Divorce is understandably an emotionally triggered word, stirring up a host of powerful sentiments among all parties involved. Though it can be tempting to get lost in the emotional factors of the moment, it’s important that both husband and wife go in to negotiations with their eyes wide open, aware of all their options and potential liabilities.
Last year’s fundamental changes in Massachusetts alimony law make it all the more critical to understand clearly what the legal ramifications of divorce today can look like. So far, judges have been interpreting and applying this law in vastly different ways – perhaps quite unlike the original drafters intended. It will take time (some say even as much as 10 years) to sort out all the variances.
As we’ve covered previously, here are some of the changes that can significantly impact one or more parties:
1) The new law limits the duration of General Term Alimony. Today, the most common type of alimony can end upon the remarriage or death of the payee, the death of the payor (unless the Court has ordered life insurance payments), or the retirement of the payor. It can also be terminated, suspended, or reduced if the recipient spouse cohabits with another person for a continuous period of three months.
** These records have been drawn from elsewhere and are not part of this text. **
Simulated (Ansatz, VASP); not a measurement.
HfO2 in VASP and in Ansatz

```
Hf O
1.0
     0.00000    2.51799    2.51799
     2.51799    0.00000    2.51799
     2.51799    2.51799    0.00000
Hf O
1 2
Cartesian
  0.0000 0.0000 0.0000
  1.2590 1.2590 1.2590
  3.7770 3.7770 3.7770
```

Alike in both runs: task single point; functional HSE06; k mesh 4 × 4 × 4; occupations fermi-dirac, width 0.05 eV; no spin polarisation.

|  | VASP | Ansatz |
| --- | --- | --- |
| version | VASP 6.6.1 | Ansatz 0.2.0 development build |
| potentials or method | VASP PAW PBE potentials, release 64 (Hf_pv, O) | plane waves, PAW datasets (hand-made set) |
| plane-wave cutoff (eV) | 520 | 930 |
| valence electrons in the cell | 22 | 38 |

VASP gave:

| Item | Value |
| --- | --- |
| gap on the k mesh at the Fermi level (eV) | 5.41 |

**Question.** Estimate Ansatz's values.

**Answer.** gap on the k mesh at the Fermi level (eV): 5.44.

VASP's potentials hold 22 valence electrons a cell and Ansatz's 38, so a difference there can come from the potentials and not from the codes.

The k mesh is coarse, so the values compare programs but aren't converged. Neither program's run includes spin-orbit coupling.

2) General Term Alimony can be modified to a different amount or duration based on certain factors: advanced age; chronic illness; tax considerations; payment of health or life insurance; sources of unearned income (capital gains, interest, dividends, annuities, and investments); significant premarital cohabitation (including economic partnership) and/or a lengthy marital separation; physical or mental abuse by the payor; or lack of employment opportunity.
3) Factors used to determine type, amount, and duration of General Term Alimony are: the length of the marriage; age, health, and employment of both parties; economic and non-economic contribution to the marriage; marital lifestyle; and loss of economic opportunity as a result of the marriage.
4) In an effort to protect the payor, the new law makes certain allowances for determining income. Gross income does not include capital gain, dividend, or interest income stemming from property divided between both parties; or income already used to calculate child support. If a payor remarries, his spouse’s income does not count. If a payor takes a second job or works overtime, his additional income does not count.
Though the new law was intended to protect those who may have been unfairly “punished” under the previous law, there are still many areas where one party could end up at a significant disadvantage now. Consider the following scenarios:
1) A wife might be significantly younger than her husband. He may reach retirement age long before she does, at which point there is a rebuttable presumption that the alimony would end. The burden would now shift to her to go back to court to prove that alimony should continue.
2) A couple might have several children and the husband must now pay significant child support. If the couple combined make less than $250,000 and the duration of the child support payments is longer than the period of alimony eligibility, the wife will never receive alimony, since any income used in child support is not to be used for alimony calculations.
3) A divorced wife may move in with her sister or mother for economic reasons. Some courts are actually considering this to be “cohabiting”, resulting in reduced or terminated alimony after three months.
Using mediation or Collaborative Practice prior to going to court can help alleviate difficult situations like these. Consider, for example, the instance of classifying payments as alimony vs. child support. Child support is not deductible for tax purposes or considered income by the payee. Alimony, on the other hand, is deductible by the payor and reportable by the payee. Negotiation efforts can come up with a creative solution that meets the needs of the children while still being prudent for both parents.